Growing Cilantro Has Turned this Farmer into a Fan
Cilantro is one wonderful herb. I know people say about half the population is repelled by it, but I’m not one of them.
It’s not like I grew up eating cilantro regularly. In fact, I probably had it just a few times a year, in salsas or as a garnish. But after growing a 160-foot planting at Mort Brooks Memorial Farm, that has changed!
If you’ve shopped in Mt. Airy or Chestnut Hill the past few months, you may have noticed our cilantro in slender rectangular bags with a Weavers Way Farm sticker. Our cilantro bed was so prolific, we were even able to put it in the 250-member Henry Got Crops CSA, and there was frequently extra.
On several occasions at home, I chopped upwards of two cups of cilantro at a time, and, treating it more as a main ingredient, added it to brown rice with pinto beans and Stryker Farm chorizo sausage. Yum! The zesty, light, lemony properties of cilantro did not overwhelm, even in large quantities, and helped cut the heaviness of the meat.
If you are interested in growing cilantro, in order to get a constant supply of the leaves from just one planting, you are best off transplanting or direct seeding anytime in August. The gradually cooling temperatures of late summer and early fall will keep your plants from flowering and setting seed too soon. It can take a few weeks to germinate, so make sure you keep the ground moist until the seedlings emerge. If you mulch your plants late in the fall, they might even over-winter, depending on the severity of the cold.

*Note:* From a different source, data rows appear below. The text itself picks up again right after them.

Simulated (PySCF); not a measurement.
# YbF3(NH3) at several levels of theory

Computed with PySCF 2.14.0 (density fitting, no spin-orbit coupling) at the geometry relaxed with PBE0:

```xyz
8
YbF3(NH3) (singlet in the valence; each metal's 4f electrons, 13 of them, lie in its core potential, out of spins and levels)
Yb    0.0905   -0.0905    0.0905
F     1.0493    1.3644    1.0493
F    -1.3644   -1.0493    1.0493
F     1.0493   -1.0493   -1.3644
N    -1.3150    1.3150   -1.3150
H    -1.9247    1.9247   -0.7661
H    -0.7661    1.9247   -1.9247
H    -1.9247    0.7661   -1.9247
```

For those who want cilantro earlier in the year, it grows well in the spring; just keep in mind that as temperatures warm, the herb will “bolt” and go to seed, so you’ll want to include additional plantings every few weeks for a constant supply.
By the way, cilantro flowers attract a myriad of beneficial insects in the garden. Also, if you let the seed mature into coriander, you can use that in your cooking, too.